The First Election and the "Holy" Empire
In 1024, Henry II of the Ottonian dynasty died leaving no heirs. The dukes and high nobles of the land, therefore, chose his successor: Conrad II of the Salian dynasty. While the line remained in the Salian dynasty for quite some time, a precedent had been unknowingly set. The fate of the empire had passed from hereditary right, as had been with the Carolingian emperors, to election by peers. And though the pope had the power to crown the emperor, the peers had the power to select the king of Germany who would be eligible for the imperial crown. Thus, a change in tides was coming though it was still long off.

The Holy Roman Empire, c. 1000

Meanwhile, Pope Gregory VII was establishing a different kind of precedent. For many centuries, the Roman Emperors had been in charge of appointing their own bishops and choosing which clergy would assist them in their day-to-day tasks. In 1075, Gregory and Henry IV excommunicated eachother, leading to a bitter struggle to determine the place of the church in government. For Henry it was a disaster. He walked to Canossa in 1077 and prostrated himself before the pope. In Germany, he had lost such face that some dukes elected a new king, Rudolf of Swabia. Henry's son, Henry V, finally resolved the conflict through the Concordat of Worms in 1122. It held the empire in check and removed the pope from it.

Following the earlier tradition, a new dynasty arose through election, the Hohenstaufens, and they used their political power to increase the "Romanness" of Italy and Germany. At every turn, they tried to fight against papal power but ultimately failed in their attempt. The pope kept the rulers in constant check by including blackmail in their elevations to emperor. Only if a king were "holy" would the pope crown them emperor over his domain. Thus the "Holy Roman" aspect of the empire became a dependent clause — if the empire wanted to be Roman, it had to be holy since the pope controlled Rome. And if it wanted to be holy, it had to be Roman since the pope lived in Rome. Thus the Holy Roman Empire, during its pre-Habsburg years, was constantly Holy and Roman, even though it was often only reluctantly both.

This problem reached its apex during the reign of Frederick II. Already many Crusades had gone out, generally with the enthusiastic support of the Holy Roman Emperors. These campaigns in the Middle East helped strengthen the claim that the empire was "Holy". But in Italy, Frederick and the papacy fought constantly. Frederick supported multiple anti-popes while Pope Innocent III long supported rival kings to Frederick II. Frederick's reign also saw the end of centralized rule in Germany. Whereas before Germany was a rather centralized Empire, it became after Frederick a decentralized empire. Frederick spent most of his efforts in Italy, specifically Sicily, giving wide-reaching freedoms to his dukes in Germany. Thus when Frederick died in 1250, the German empire literally crumbled into the confusions of history.

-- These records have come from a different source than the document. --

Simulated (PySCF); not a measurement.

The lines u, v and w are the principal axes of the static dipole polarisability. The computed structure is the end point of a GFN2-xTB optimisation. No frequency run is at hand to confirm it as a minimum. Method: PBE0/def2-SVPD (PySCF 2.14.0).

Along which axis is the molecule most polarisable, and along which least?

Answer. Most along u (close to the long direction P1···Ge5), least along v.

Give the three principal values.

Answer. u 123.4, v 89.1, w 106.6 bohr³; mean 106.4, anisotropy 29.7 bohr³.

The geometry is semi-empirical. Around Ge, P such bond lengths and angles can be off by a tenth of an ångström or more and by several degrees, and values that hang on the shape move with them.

The Holy Roman Empire, c. 1300

The "Holy" "Roman" "Empire"
Where most of the confusion comes concerning the terminology of the HRE derives from the period from 1250 through 1806. During this time, Germany lost its control over Rome, lost its direct election by the pope, and lost the centralization required to truly be called an empire. Thus, while the HRE was at one point all three of those things, by the time history books catch up to it in 1806, it was none of those things.

An Early Image of the College of Electors

The empire dissolved after 1250. A 23-year interregnum ended with the election of Rudolf I of Habsburg as the new king and emperor-elect. The College of Electors was firmly in place by this time, having been created out of the power vacuum of the past two decades. The college became the elective body that chose the next German king. It met to discuss imperial law and was comprised of the chief dukes and archbishops of the state. In state affairs, the archbishops of Mainz, Trier, and Cologne met with the margrave of Brandenburg, count palatine of the Rhine, and the duke of Saxony. In imperial elections, the King of Bohemia, a seventh party, presided and acted as the swing-vote. In 1621, the duke of Bavaria became the eighth electorate, though it would later inherit the Palatinate. In 1692, a ninth elector was chosen—the duke of Brunswick-Lüneburg (Hanover). These people were deemed overlords of the empire under the ruling emperor, but each region was autonomous in all things save inter-territorial disputes.

The Decline of the German Empire
The decline of the empire happened gradually and over much time. Most of the post-1250 emperors were not crowned by the pope in Rome, but rather held the title "emperor-elect", which sometimes had the blessing of the pope. The emperors ruled their own lands and presided over the imperial courts. The majority of imperial funds came from their own lands except for a small tax imposed on all the other lords, which often went unpaid. Yet even as the empire dissolved into hundreds of petty states separated by rival dynasties and cadet branches, the government began to bureaucratize. Institutions sprang up, especially throughout the Renaissance after the Black Death. In 1512, the empire received its first legal name: The Holy Roman Empire of the German Nation. The concept of a centralized German state had reappeared, but centralization was but a pipe dream. The Habsburgs became the founders of a nearly-unbroken line in 1452. Charles V would be their banner-boy but he could not hold his massive empire that spanned from the New World, Spain, and Italy together. Religious strife appeared with the teachings of Martin Luther in the heart of Germany, and with it came the many wars of religion that would prove the death of a central German state until 1871.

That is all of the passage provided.